Considerations for Muslim Paddlers

Considerations for Muslim Paddlers

Paddlesports are one of the fastest growing types of sports in the UK. Part of this growth is down to the accessibility of kit and clubs that can take people out. With this growth the sport is reaching a number of different communities. As the diversity in our sport grows it is important to understand the different needs that communities have. We’ve teamed up with Anna Stishova, a former #ShePaddles ambassador, to understand more about the customs and needs of the Muslim community and any considerations for Muslim paddlers you should make.

a muslim ambassador wearing a hijab


Depending on how Muslim women practice their religion, they will keep certain parts of their body covered by clothing. Many women and girls will keep this clothing on during their paddling, and should be taken into consideration when kitting up ready to get out on the water. Some examples of clothing that practising Muslim women could wear during paddling are:

  • Burkini (a one piece swimsuit with a built in head covering)
  • A thin wetsuit
  • One piece swimming costumes
  • Tracksuits
  • A shalwar kameez (a tunic dress) made of synthetic fibres
  • A sports hijab

There are a number of options for headwear that can be worn while paddling. Attention should be paid to ensure helmets still fit securely so that safe paddling can still be practised.
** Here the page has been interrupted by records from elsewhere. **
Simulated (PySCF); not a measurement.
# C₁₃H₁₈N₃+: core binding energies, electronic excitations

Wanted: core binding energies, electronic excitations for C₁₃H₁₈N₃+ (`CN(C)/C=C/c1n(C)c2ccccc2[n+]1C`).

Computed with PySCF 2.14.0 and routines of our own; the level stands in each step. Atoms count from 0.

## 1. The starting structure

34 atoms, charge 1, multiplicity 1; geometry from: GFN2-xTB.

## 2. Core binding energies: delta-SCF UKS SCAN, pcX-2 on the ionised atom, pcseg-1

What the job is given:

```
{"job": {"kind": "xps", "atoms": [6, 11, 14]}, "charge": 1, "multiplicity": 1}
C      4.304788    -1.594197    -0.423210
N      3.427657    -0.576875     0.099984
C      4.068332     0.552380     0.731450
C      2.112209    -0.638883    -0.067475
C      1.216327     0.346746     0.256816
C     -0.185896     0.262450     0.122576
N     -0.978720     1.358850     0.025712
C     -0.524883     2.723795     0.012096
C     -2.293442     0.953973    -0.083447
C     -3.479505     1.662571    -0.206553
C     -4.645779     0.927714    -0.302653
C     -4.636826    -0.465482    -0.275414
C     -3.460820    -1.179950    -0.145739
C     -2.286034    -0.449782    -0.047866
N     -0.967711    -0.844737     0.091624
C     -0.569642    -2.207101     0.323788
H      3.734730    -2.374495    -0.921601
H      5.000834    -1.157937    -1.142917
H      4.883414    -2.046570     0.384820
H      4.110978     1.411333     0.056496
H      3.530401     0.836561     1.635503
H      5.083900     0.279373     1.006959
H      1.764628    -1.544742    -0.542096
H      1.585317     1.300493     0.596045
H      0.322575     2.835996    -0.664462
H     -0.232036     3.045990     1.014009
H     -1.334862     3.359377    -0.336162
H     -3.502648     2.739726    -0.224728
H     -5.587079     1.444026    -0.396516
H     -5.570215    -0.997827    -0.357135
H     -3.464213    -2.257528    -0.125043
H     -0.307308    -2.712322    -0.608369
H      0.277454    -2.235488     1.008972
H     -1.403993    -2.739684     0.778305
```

muslim kayaker in hijab while on the water

Session Considerations

People who are practising Muslims pray up to five times a day. Ensuring your sessions either avoid these times, or provide space for prayer will ensure that the Muslim community can participate in paddling activities more freely. To avoid clashing with prayer times, it is recommended that sessions take place  either in the morning or afternoon. Where sessions are held in the evening, offering an area of prayer for the sunset (Maghrib) prayer and running water for ablution where possible ensures participation is still possible.

Fridays are host to Jumu’ah prayer, which is obligatory for male Muslims, and is also regarded as a family day. If sessions or activities are held on a Friday, the evening period is preferred (before sunset).

Finally, it is preferred by some Muslim women and girls that a female instructor may lead the session, and that they are female only. Offering women and girls-only sessions at times in the week could encourage more people of the Muslim community to attend paddling sessions.

group of young muslim paddlers fully kitted up

Paddling trips

Group and club trips are periods of time where paddlers will be together potentially overnight. With this extended time comes a few extra considerations to make when planning the trip. 

  • Overnight accommodation – Try to avoid staying in pubs where possible. The Muslim faith prohibits the consumption of alcohol, so being respectful of this ensures paddlers in the Muslim community feel comfortable. Also try to offer separate sleeping rooms for men and women where possible. 
  • Changing facilities – try to plan trips with suitable changing facilities. Where this isn’t possible, and to help preserve modesty, changing tents are a good investment for a club, and should be made available for all members. 
  • Instructors – ensure that there are enough instructors to allow for groups where paddlers are comfortable.  Ensuring coaches, guides and leaders who are men and women can support a variety of groups, and there may be preferences, such as among women and girls-only groups. 

young muslim girl with hijab on underneath helmet

Religious holidays

The Muslim community celebrate two main religious holidays, Ramadan and Eid. These are central parts of their calendar, and  worth taking into consideration when making plans for the year’s paddling.

  • Ramadan – this is a month-long fast for the vast majority of the community, with only a few exceptions. Those taking part in Ramadan will fast between sunrise and sunset, as well as not drinking any water during this time. It is worth planning sessions around this, possibly looking to deliver less physical sessions, focusing more on technical elements of paddling, and offer more breaks than usual. 
  • Eid – There are two Eid celebrations in the muslim calendar, Eid Al Fitr and Eid Al Adha. It is unlikely that any Muslim paddlers will attend sessions in the day before or three days after Eid celebrations. So avoiding important sessions in these dates would ensure participation. You may even wish to throw an Eid celebration as a paddling club or group to connect with your local Muslim community. 

Many clubs will celebrate Christmas, Easter, and other Christian-based holidays in the way of meals, gatherings. It is important throughout these not to forget the Muslim community that is part of the club, so ensuring they feel welcome to the celebrations, are catered for, and their needs are also met. 

Eid meal laid out on a table

These considerations are all aimed to help make the Muslim community feel comfortable within your paddlesport club or group. With over 3 million Muslims in the UK, they make up a large part of our society. It is important to ensure everyone feels welcome in paddling, regardless of their identity or background. Paddling is a sport for everyone, so please help us make it accessible for everyone.